Sex is sacred because, with God, it co-creates a new soul. Sex propagates the human race (Gen. 1:28). Its purpose is not merely for the building up of a family name. The purpose of sex is to create families of disciples, to establish new kingdom communities. And, ironically, the main way we learn this is through the Bible’s remark- able attitude toward singleness.

Christianity, unlike most traditional religions or cultures, holds out singleness as a viable way of life. Both Jesus and the apostle Paul were single. Jesus spoke about those who remained unmarried in order to better serve the kingdom of God (Matt. 19:12). Paul says singleness is often better for ministering as a sign of the coming kingdom (1 Cor. 7:29–35). One of the few clear differences between Christianity and Judaism is the former’s entertainment of the idea of singleness as the paradigm way of life for its followers. . . . Singleness was legitimate, not because sex was thought to be a particularly questionable activity, but because the mission of the church was such that “between the times” the church required those who were capable of complete service to the Kingdom. . . . And we must remember that the “sacrifice” made by the single is not that of “giving up sex,” but the much more significant sacrifice of giving up heirs. There can be no more radical act than this, as it is the clearest institutional expression that one’s future is not guaranteed by the family, but by the church (Stanley Hauerwas, A Community of Character: Toward a Constructive Christian Social Ethic, Notre Dame, Indiana: University of Notre Dame Press, 1981, p.189–90).

Therefore, we are to choose between marriage and singleness not on the basis of whether we want the personal happiness and status of a family but on the basis of which state makes us most useful in the kingdom of God. Both singleness and marriage are necessary symbolic institutions for the constitution of the church’s life as the historic institution that witnesses to God’s kingdom. Neither can be valid without the other. If singleness is a symbol of the church’s confidence in God’s power to effect lives for the growth of the church, marriage and procreation is the symbol of the church’s understanding that the struggle will be long and arduous. For Christians do not place their hope in their children, but rather their children are a sign of their hope . . . that God has not abandoned this world (Hauerwas, 174, 190).

See, then, how different the Christian prohibition of extramarital sex is from the traditional one? In traditional cultures premarital sex was taboo but so was singleness, because the family and the propagation of its economic and social status were idols. The Christian prohibition of premarital sex is clearly different in its inspiration, because singleness is now considered a viable alternative. In traditional societies premarital sex was forbidden because it undermined the family. In Christianity it undermined the kingdom. Why? First, sex outside of a marriage covenant undermines the character quality of faithfulness, which builds community.
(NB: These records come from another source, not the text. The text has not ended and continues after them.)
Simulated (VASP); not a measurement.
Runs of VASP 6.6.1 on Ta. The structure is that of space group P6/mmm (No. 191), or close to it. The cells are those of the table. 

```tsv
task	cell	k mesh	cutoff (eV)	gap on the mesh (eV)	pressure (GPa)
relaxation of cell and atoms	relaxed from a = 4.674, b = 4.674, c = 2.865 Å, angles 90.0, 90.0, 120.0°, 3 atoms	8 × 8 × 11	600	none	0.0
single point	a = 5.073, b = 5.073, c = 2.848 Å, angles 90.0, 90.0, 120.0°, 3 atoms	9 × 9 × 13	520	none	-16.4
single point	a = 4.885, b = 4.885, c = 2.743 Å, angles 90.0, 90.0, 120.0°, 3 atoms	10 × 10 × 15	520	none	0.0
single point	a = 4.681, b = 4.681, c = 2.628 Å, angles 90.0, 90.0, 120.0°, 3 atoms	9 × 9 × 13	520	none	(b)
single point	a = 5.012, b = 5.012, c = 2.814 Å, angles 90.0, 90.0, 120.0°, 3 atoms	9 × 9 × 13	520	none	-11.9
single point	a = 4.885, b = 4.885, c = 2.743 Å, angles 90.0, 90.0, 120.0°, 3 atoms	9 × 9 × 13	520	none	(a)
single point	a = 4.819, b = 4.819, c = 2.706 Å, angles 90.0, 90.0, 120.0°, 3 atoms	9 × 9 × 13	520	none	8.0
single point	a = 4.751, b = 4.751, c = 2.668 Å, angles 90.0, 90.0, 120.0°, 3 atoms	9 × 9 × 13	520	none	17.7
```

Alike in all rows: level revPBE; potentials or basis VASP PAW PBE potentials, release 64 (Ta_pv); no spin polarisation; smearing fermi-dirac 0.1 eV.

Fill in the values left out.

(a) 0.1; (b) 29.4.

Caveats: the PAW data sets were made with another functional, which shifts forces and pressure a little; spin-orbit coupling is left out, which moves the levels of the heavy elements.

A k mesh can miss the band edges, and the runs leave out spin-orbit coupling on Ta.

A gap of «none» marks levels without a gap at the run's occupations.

The issue is not just whether X or Y form of sexual activity is right or wrong, as if such activity could be separated from a whole way of life. Rather such questions are but shorthand ways of asking what kind of people we should be to be capable of supporting the mission of the church. . . . Chastity, we forget, is not a state but a form of the virtue of faithfulness that is necessary for a role in the community. As such, it is as crucial to the married life as it is to the single life (Hauerwas, 194-195).

Second, we abstain from extramarital sex in order to witness how God works in the gospel. God calls his people into an exclusive relationship, a marriage covenant, and to give him anything less in return is unfaithfulness. “By our faithfulness to one another, within a community that requires, finally, loyalty to God, we experience and witness to the first fruits of the new creation. Our commitment to exclusive relations witnesses to God’s pledge to his people, Israel and the church that, through his exclusive commitment to them . . . people will be brought into his kingdom” (Hauerwas, 190-191). So although it is common to hear people say, “Sex is a private affair and no one’s business but my own,” it is not true. How we use sex has significant community and political ramifications.

Sex Delights: The Dance of Sex

Further, sex is sacred because it is the analogy of the joyous self-giving and pleasure of love within the life of the Trinity. The Father, Son, and Holy Spirit live in a relationship of glorious devotion to each other, pouring love and joy into one another continually (cf. John 1:18; 17:5, 21, 24-25). Sex between a man and a woman points to the love between the Father and the Son, as well as that between Christ and the believer (1 Cor. 11:3).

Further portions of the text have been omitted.